Thursday, February 23, 2017

 

Senate Perfects Schaaf Compromise of PDMP

Yesterday the Senate debated the Real ID compromise proposed by Sen. Ryan Silvey for a while then set the bill aside.  That debate centered on the tension between privacy concerns and quality of life.

The next bill had the same debate at its center.  Sen. Rob Schaaf offered his prescription drug monitoring program bill.  Schaaf has been an effective roadblock to other proposals in this arena.  But his compromise – which was amended – may be acceptable to advocates.  We’ll see.

The Senate perfected the bill 20-13.  The opposition (Sens. Chappelle-Nadal, Curls, Eigel, Emery, Hoskins, Koenig, Kraus, Nasheed, Onder, Sater, Schupp, Walsh, Wieland) included folks who thought it went too far, and folks who thought it didn’t go far enough.

 

Charter Pushback

Yesterday in the House hearing on the DESE Budget, the committee got sideways on a near hour-long discussion about the use of federal dollars for the lunch program. There appeared to be bi-partisan consensus on the lack of appeal on the Michelle Obama lunch menu. The kids throw the food away. One Representative suggested they make meals that fit the local cuisine - ditch the hummus and offer fried bologna…

But the hearing really got interesting when the topic of charter schools came up.  Lots of discussion around recent news about St. Louis charters that aren't making progress and the recent confusion over what the State Board of Education could do.  It seems that DESE only has authority over the charter sponsors - it's the sponsors who get to decide whether or not to close the schools.

There is concern that DESE is not in a position to protect student interests as the statute exists. The committee was not opposed to charters, but they had concerns about accountability.  For example, Rep. Michael Butler said he has two top charters in his district, but also two that are near the bottom.

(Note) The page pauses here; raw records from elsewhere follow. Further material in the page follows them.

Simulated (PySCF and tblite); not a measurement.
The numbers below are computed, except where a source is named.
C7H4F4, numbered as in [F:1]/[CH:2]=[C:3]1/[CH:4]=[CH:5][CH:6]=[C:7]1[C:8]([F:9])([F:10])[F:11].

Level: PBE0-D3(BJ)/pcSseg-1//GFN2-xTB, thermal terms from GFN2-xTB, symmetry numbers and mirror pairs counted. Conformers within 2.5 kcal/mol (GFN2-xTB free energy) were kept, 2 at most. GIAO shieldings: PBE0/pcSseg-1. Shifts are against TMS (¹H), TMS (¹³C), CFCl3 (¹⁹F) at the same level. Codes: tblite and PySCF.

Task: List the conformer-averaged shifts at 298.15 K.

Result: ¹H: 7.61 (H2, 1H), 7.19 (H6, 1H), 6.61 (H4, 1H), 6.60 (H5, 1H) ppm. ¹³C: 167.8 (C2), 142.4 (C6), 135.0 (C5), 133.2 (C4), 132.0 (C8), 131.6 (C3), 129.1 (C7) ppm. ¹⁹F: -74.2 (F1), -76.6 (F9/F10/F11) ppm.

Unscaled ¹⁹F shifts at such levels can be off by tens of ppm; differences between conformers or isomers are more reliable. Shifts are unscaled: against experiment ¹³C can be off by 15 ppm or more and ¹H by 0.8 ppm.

The public school advocates (MASA, MNEA, MASA) may have realized that the conversation was giving them the talking points to oppose Rep. Rebecca Roeber’s HB634.  That bill would expand charter schools and has been stuck in committee.  The sentiment seemed to be taking charters statewide shouldn’t happen until accountability, performance and authority issues are ironed out.

Rep. Marsha Haefner asked really tough questions about the Missouri Charter Public School Commission and why the commission needed a $5.4 appropriation.  DESE struggled to explain what they do with the money.

 

Automatic for the People?

Sen. Kiki Curls introduced SJR18 which would repeal the constituional mechanism to increase pay for public employees – which has continually run into political roadblocks.  In its place would be automatic cost-of-living adjustments.

 

No Hartzler Town Hall

Congresswoman Vicky Hartzler “welcomes the input,” but tell Rudi Keller there aint gonna be no town hall meetings.  See it here.

And so as these things go – the chicken costume shows up.

 

No State Plane Travel

The governor’s office said that Governor Eric Greitens is eschewing the state airplane and instead using campaign funds or private donations for his out-of-state travel.  See the Post-Dispatch article here.

The guess is that his campaign will reimburse any donor for the use of their private jets so that Greitens doesn’t have to name the contributor on a Public Financial Disclosure at some point.

 

One Nation on TV

The campaign cycle never stops…. One Nation is coming to Missouri TV?  See it here.  Who is One Nation?

 

Eigel: Make I-70 A Priority

Sen. Bill Eigel’s SB 457 would take 8% of the sales tax and use tax revenues and earmark them for I-70.  The press release: “We don’t have a revenue problem in the state when it comes to transportation funding, we have a prioritization problem.”

 

And The Other Transportation Funding Issue

A look at the DESE budget – page 62 – shows how transportation funding has been the usual target for budget cutting.  Governor Eric Greitens is not the first to say he’s protecting classrooms while cutting these funds.

In 2003 the state 47.98% of the allowable transportation costs.  That’s steadily declined. Last it hit 19.86% and this year it projected to be even lower… 16.19%.

 

Greitens-Pence Bits

A long-time statehouse observer wondered when Governor Eric Greitens changed from his suit to his jeans. “Did he change in the VP's limo?”  Awkward…..

 

Congresswoman Ann Wagner and Congressman Blaine Luetkemyer were at the Vice President Mike Pence event.  Luetky is close to Pence from their time in the House.

 

MOScouter: Greitens had a good day today.  Helps that the VP planned his day…

 

Bits

Governor Eric Greitens appointed Craig Frazier, a Republican from Springfield, and Carol Silvey, an Independent from West Plains to the Missouri State University Board of Governors.

 

House Minority Leader Gail McCann Beatty “sent a letter to the University of Missouri System president asking that the system withdraw its support for legislation that would severely weaken the Missouri Human Rights Act. A UM System lobbyist testified in support of the legislation during a Feb. 13 House hearing.”  This is good news for Republicans as it’s the first time McCann Beatty has hit a target other than her early pointed poking of the governor.

 

$5K+ Contributions

Find the Cures - $25,000 from Brad Bradshaw.

 

Birthdays

Happy birthdays to former Rep. Rick Stream.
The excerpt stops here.